Hayne nails who got most from fees for no service
The Australian Securities and Investments Commission (ASIC) has acknowledged that serious matters have been referred to it by the Royal Commission into Misconduct in the Banking, Superannuation and Financial Services Industry and said they will be dealt with as a priority.
The chair of ASIC, James Shipton used a statement reacting to the Royal Commission findings to state, however, that it would not be commenting on actual or potential investigations.
The regulator also acknowledged the Royal Commission’s strong criticism of its past performance and claimed this accorded with its “change agenda” which included the adoption of a “why not litigate” enforcement stance.
The Royal Commission stopped short of specifically naming executives, but the Commissioner, Kenneth Hayne, made clear in its final report that he believed serious charges should flow from conduct within the banks and AMP Limited around fees for no service.
Hayne noted that until the Royal Commission was established, “ASIC and the relevant entities approached the fees for no service conduct as if it called, at most, for the entity to repay what it had taken, together with some compensation for the client not having had the use of the money”.
“That is, the conduct was treated as if it was no more than a series of inadvertent slips brought about by some want of care in record keeping. It is necessary to keep steadily in mind that entities took money (a lot of money) from their customers for nothing. The conduct was so widespread that seeing it as no more than careless must be challenged,” the Commissioner said.
Hayne also signalled that the fee for no service issue extended to companies which had not appeared before the Royal Commission and stated: “there is a real question whether, contrary to section 1041G of the Corporations Act, the licensee, in the course of carrying on a financial services business in this jurisdiction, engaged in dishonest conduct in relation to a financial product or financial service. Section 1311(1) of the Corporations Act makes that contravention an offence”.

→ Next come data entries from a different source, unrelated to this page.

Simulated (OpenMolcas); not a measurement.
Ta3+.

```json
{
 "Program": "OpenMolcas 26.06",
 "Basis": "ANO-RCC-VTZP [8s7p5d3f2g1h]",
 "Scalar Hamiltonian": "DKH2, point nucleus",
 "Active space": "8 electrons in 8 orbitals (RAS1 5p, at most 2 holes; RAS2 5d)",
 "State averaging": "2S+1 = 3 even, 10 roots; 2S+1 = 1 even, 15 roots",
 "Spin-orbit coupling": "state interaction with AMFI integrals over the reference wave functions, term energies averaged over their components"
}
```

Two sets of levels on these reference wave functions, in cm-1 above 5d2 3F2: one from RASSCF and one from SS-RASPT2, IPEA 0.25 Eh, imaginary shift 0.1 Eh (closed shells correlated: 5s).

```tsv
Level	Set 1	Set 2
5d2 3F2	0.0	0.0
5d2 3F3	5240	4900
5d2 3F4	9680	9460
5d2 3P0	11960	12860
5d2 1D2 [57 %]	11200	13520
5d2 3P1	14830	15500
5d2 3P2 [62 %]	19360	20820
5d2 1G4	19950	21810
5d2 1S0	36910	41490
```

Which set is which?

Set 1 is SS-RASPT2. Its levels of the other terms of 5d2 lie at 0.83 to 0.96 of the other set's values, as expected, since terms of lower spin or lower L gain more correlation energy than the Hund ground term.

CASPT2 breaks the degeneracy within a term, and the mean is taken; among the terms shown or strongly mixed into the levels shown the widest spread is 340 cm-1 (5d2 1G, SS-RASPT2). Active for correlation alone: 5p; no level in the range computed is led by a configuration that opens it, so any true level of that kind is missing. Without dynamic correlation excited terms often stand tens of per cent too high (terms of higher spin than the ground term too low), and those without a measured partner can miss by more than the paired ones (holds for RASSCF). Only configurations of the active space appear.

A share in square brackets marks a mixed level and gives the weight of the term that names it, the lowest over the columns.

“There is no doubt that money was taken from clients. Nor is there any basis for doubting that, when taken, the taker did not intend to return it to the client. If there was no adviser linked to the client, the money taken was applied by the taker to its own use. (I say the money was applied by the taker to its own use on the basis that the total of the amounts deducted exceeded the total amount paid out to advisers. The excess was constituted by the fees charged but not remitted.)
“If the client had died and the taker had been told and had recorded that the client had died, there could be no ongoing service given and the taker’s records showed that there could be none given. I consider that it is open to a jury to conclude, beyond reasonable doubt, that, in either of the cases described, the taker, in the course of its carrying on a financial services business in this jurisdiction engaged in conduct in relation to a financial service that was dishonest according to the standards of ordinary people and that the conduct was known by the taker to be dishonest according to the standards of ordinary people.”